In the opening exchange in Othello, Iago criticizes the recently promoted Cassio because he knows nothing about war other than what he has read in books and does not have Iago’s actual experiences in battle. The origin of the passage clearly comes from one underscored by North in his own Dial of Princes, in which the battle-hardened Hannibal levels the same criticisms against “the book soldier,” Phormio. Both Hannibal and Iago even use the peculiar word “Certes” (surely) and repeat many of the same lines.
In North’s passage, Hannibal complains that Phormio presumes to “know more in matters of war by that he hath read in books than doth Hannibal,” even though Phormio “never saw man of war in the field, nor understood” the true details of battle. Similarly, Iago complains about Cassio’s “bookish theoric” for he is one, “That never set a squadron in the field,/ Nor the division of a battle knows/ More than a spinster.” As Hannibal contrasts Phormio’s learning in peaceful cultural centers (“beautiful schools of Greece”) with his own experience in the “bloody fields of Afric” and fighting “dangerous wars … in Italy as in Spain;” Iago stresses that Cassio is a student from the cultural center of Florence while he himself had fought in the fields “At Rhodes, at Cyprus and on other grounds Christian and heathen.” As Hannibal complains that Phormio “hath seen not one thing with his eyes” of war; Iago says, “I of whom his eyes had seen the proof” of war. Hannibal dismisses the “book-soldier’s” “prating“; while Iago dismisses the “bookish” Cassio’s “prattle.”

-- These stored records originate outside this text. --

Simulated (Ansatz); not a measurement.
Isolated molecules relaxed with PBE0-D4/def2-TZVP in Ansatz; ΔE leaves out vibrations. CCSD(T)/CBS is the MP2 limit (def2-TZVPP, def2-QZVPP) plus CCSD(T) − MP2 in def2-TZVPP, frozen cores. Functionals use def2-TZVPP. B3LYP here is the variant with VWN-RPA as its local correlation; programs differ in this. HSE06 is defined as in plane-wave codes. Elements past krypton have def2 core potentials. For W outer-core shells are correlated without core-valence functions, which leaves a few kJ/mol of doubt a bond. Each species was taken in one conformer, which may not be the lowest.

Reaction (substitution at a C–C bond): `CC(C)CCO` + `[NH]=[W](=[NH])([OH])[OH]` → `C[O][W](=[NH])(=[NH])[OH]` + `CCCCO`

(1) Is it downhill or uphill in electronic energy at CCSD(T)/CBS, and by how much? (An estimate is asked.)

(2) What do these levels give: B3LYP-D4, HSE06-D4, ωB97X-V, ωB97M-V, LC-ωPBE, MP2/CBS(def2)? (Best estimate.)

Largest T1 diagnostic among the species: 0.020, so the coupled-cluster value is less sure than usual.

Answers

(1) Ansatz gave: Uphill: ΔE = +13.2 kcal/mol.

In Nepos Lives, North also describes this same contrast as “theoric” vs. “practise,” which is precisely the antithetical pairing that Iago uses as well to describe the same idea. A search of Early English Books Online for just a few of these parallels confirms that the very passage that North had marked is indeed the same one that would inspire the original playwright of Othello.